Thatcher’s warrior qualities were again displayed in August 1990 in the Gulf crisis, occasioned by the Iraqi seizure of Kuwait. She was outraged by this aggression and clear breach of international law. From the outset she wanted strong measures. She helped to stiffen President Bush’s resolve to send troops to protect Saudi Arabia and free Kuwait, and Britain contributed to this force. The dilatory response of most other European states only increased her scepticism about their intentions.

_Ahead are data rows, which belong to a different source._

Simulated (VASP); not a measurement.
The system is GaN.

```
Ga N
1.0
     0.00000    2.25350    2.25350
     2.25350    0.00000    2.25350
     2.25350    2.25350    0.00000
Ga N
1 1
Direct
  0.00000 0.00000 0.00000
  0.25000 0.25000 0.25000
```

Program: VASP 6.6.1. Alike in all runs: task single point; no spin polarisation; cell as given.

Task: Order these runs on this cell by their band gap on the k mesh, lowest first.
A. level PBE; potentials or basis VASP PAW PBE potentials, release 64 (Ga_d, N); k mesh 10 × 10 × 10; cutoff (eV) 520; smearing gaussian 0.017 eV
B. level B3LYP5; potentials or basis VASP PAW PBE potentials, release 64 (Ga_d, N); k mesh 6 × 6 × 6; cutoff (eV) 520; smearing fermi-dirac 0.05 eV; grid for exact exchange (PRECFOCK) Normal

Imperious abroad, Thatcher was starting to face stirrings of discontent at home as inflation and unemployment started to rise and the recovery to slow. Talk of Britain’s “economic miracle” began to sound hollow. Her own backbenchers became restive, and one, Sir Anthony Meyer, challenged her for the leadership in November 1989. He was seen, and presented himself, as a stalking-horse for the exiled Heseltine, who represented for many Conservatives a more politically acceptable style of charismatic leadership. Thatcher saw off the challenge easily, but her campaign managers told her that it represented a deeper dissatisfaction at Westminster, and the very fact of the challenge encouraged more mutterings about her political mortality. The scene was set for the terminal drama of the following year.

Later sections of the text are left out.